Sources in the agency said the Dhawan brothers had allegedly created fake and fictitious home loan accounts and availed themselves of Rs 1,887 crore in interest subsidy from the Indian government.

PMAY — Prime Minister Narendra Modi’s ambitious housing project for the poor — was announced in October 2015. The programme addresses urban housing shortage among the economically weaker sections, low and middle-income group categories, including slum dwellers, by ensuring a pucca house to all eligible urban households by 2022.

The scheme is being implemented by the ministry of housing and urban affairs.

Under the scheme, housing loans granted to people from the economically weaker sections and low and middle income groups are eligible for credit-linked interest subsidy. The subsidy is to be claimed by the financing institutions such as DHFL that have granted these loans.

According to the CBI’s FIR, DHFL claimed that till December 2018 it had processed 88,651 loans under PMAY and received Rs 539.40 crore in subsidies with a further Rs 1,347.80 crore due.

The agency has alleged that forensic audits revealed that Kapil and Dheeraj Wadhawan had opened 2.60 lakh fake housing loan accounts – several of which were under the PMAY scheme and claimed interest subsidies — in a fictitious Bandra branch of the organisation.

“The forensic report of auditor firm M/S Grant Thompton, which was appointed by the present board of DHFL, revealed that Kapil and his brother Dheeraj Wadhawan had opened a fictitious Bandra branch of DHFL, where fake housing loan accounts were created in the data base,” the CBI has said in its FIR.

The maximum loan amount eligible under the PMAY scheme is Rs 24 lakh. The subsidy amount is to be claimed by the financial institutions from National Housing Bank (NHB). The Centre disburses the subsidy amount to the NHB out of the budgetary provisions in the Union budget.

“The interest subsidy varies from 3 per cent per annum to 6.5 per cent per annum and the subsidy is payable upfront with a cap of Rs 2,30,156 to Rs 2,67,280 depending upon the category in which the borrower falls,” the CBI said in the FIR.

“Source information revealed that several of bogus account in non-existent Bandra branch of DHFL was opened under PMAY and interest subsidy as per norms of PMAY were claimed from National Housing Bank with connivance of officials of NHB and thus committed fraud on the government exchequer.”

The CBI has booked DHFL and its directors under Indian Penal Code Sections relating to criminal conspiracy, criminal breach of trust by public servant, cheating, forgery for cheating and use of forged document as genuine besides criminal misconduct by unknown public servants under the Prevention of Corruption Act.

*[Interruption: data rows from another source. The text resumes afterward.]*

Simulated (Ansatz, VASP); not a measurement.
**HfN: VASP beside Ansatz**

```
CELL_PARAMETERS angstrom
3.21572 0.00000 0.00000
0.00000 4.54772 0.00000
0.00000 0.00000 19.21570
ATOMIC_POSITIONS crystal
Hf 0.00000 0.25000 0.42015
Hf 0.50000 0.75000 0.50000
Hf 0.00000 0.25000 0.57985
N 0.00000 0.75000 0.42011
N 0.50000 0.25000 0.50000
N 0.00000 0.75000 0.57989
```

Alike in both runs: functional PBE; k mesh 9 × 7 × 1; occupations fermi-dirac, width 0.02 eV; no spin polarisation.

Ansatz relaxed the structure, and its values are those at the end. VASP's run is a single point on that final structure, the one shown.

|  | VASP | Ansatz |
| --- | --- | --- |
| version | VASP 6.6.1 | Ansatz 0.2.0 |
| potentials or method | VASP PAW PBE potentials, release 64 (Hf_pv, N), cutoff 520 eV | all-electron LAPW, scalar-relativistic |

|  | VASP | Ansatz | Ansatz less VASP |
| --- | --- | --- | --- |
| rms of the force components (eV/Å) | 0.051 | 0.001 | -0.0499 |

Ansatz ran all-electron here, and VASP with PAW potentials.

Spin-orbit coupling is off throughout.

In June last year the CBI had filed a chargesheet against the Wadhawan brothers and Yes Bank founder Rana Kapoor in connection with suspicious loans sanctioned by Yes Bank and alleged quid pro kickbacks received by Kapoor and his family from Wadhawans for investing in DHFL.

DHFL is also named as an accused in the Yes Bank scam.

The Wadhawan brothers were arrested in April last year while Kapoor was arrested in March last year.